API Reference¶
Complete reference for the ALPCRUN.CH gRPC API.
Protocol Buffer Definition¶
All APIs are defined in metalcore/api/v1/ghpc.proto.
Services¶
Queue Service¶
The primary service for task submission and processing.
service Queue {
rpc CreateSession(Session) returns (Session)
rpc UpdateSession(Session) returns (Status)
rpc CloseSession(Session) returns (Status)
rpc ClientStream(stream Batch) returns (stream Batch)
rpc ClientStreamDeadLetters(Session) returns (stream Batch)
rpc WorkerStream(stream Batch) returns (stream Batch)
rpc WorkerUpdate(stream WorkerState) returns (stream Instruction)
}
CreateSession¶
Creates a new session for workload processing.
Request: Session
Response: Session (with generated ID and client ID)
Example:
session, err := queueClient.CreateSession(ctx, &pb.Session{
App: &pb.App{Id: "my-app"},
Attributes: &pb.SessionAttributes{
Priority: 5,
IdleTimeout: durationpb.New(60 * time.Second),
MinWorkers: proto.Uint32(10),
MaxWorkers: proto.Uint32(100),
},
})
Fields:
- app.id: Application identifier (required)
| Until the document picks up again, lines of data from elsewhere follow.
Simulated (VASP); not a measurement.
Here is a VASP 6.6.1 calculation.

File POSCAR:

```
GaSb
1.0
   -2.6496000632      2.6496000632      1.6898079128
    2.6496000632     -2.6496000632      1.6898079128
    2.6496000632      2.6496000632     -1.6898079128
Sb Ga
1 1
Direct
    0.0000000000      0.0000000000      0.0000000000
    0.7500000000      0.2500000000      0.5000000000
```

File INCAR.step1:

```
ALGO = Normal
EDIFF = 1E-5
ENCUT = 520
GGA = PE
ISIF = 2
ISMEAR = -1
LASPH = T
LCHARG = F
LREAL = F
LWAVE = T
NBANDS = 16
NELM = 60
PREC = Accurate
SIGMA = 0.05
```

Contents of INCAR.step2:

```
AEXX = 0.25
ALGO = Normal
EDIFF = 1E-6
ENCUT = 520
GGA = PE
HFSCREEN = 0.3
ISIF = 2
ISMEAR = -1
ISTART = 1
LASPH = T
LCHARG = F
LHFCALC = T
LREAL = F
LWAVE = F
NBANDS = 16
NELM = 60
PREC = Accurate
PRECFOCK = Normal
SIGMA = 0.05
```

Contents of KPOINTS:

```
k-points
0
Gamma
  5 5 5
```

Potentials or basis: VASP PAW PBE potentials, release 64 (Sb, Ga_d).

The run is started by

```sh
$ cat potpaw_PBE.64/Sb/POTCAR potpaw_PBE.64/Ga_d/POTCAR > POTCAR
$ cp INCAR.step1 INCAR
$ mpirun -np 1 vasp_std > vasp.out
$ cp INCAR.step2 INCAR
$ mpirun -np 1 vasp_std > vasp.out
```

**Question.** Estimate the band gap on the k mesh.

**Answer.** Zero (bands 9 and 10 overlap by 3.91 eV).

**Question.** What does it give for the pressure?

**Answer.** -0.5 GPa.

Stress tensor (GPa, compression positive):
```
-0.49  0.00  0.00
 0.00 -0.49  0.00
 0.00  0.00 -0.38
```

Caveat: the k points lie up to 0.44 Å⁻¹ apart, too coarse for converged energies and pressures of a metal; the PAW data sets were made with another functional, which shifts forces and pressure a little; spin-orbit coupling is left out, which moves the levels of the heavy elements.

- attributes: Session configuration (see SessionAttributes)
UpdateSession¶
Updates an existing session's attributes.
Request: Session (with ID and updated attributes)
Response: Status
Example:
_, err := queueClient.UpdateSession(ctx, &pb.Session{
Id: sessionID,
Attributes: &pb.SessionAttributes{
Priority: 8, // Increase priority
MaxWorkers: proto.Uint32(200), // Allow more workers
},
})
CloseSession¶
Closes a session and optionally cleans up resources.
Request: Session (with ID)
Response: Status
Example:
_, err := queueClient.CloseSession(ctx, &pb.Session{Id: sessionID})
Behavior:
- Unbinds all workers
- If cleanup_on_client_exit=true, drains queues
- Removes session from registry
ClientStream¶
Bidirectional stream for sending tasks and receiving results.
Request Stream: Batch (task batches)
Response Stream: Batch (result batches)
Example:
stream, err := queueClient.ClientStream(ctx)
// Send tasks
stream.Send(&pb.Batch{
SessionId: session.Id,
Messages: tasks,
})
// Receive results
for {
batch, err := stream.Recv()
if err != nil {
break
}
processResults(batch.Messages)
}
Notes: - Long-lived connection (keep open for entire session) - Automatic flow control via backpressure - Can send and receive concurrently
ClientStreamDeadLetters¶
Stream for retrieving failed tasks.
Request: Session (with ID)
Response Stream: Batch (dead letter batches with errors)
Example:
stream, err := queueClient.ClientStreamDeadLetters(ctx, &pb.Session{Id: sessionID})
for {
batch, err := stream.Recv()
if err == io.EOF {
break
}
for _, msg := range batch.Messages {
log.Printf("Failed task %s: %s", msg.Id, msg.GetError())
}
}
Notes:
- Messages include error descriptions
- dead field is set to true
- Original payload is preserved
WorkerStream¶
Bidirectional stream for workers to receive tasks and send results.
Request Stream: Batch (result batches)
Response Stream: Batch (task batches)
Metadata Required:
- sessionid: Session to process
- api_key: Authentication key
Example:
ctx = metadata.AppendToOutgoingContext(ctx, "sessionid", sessionID)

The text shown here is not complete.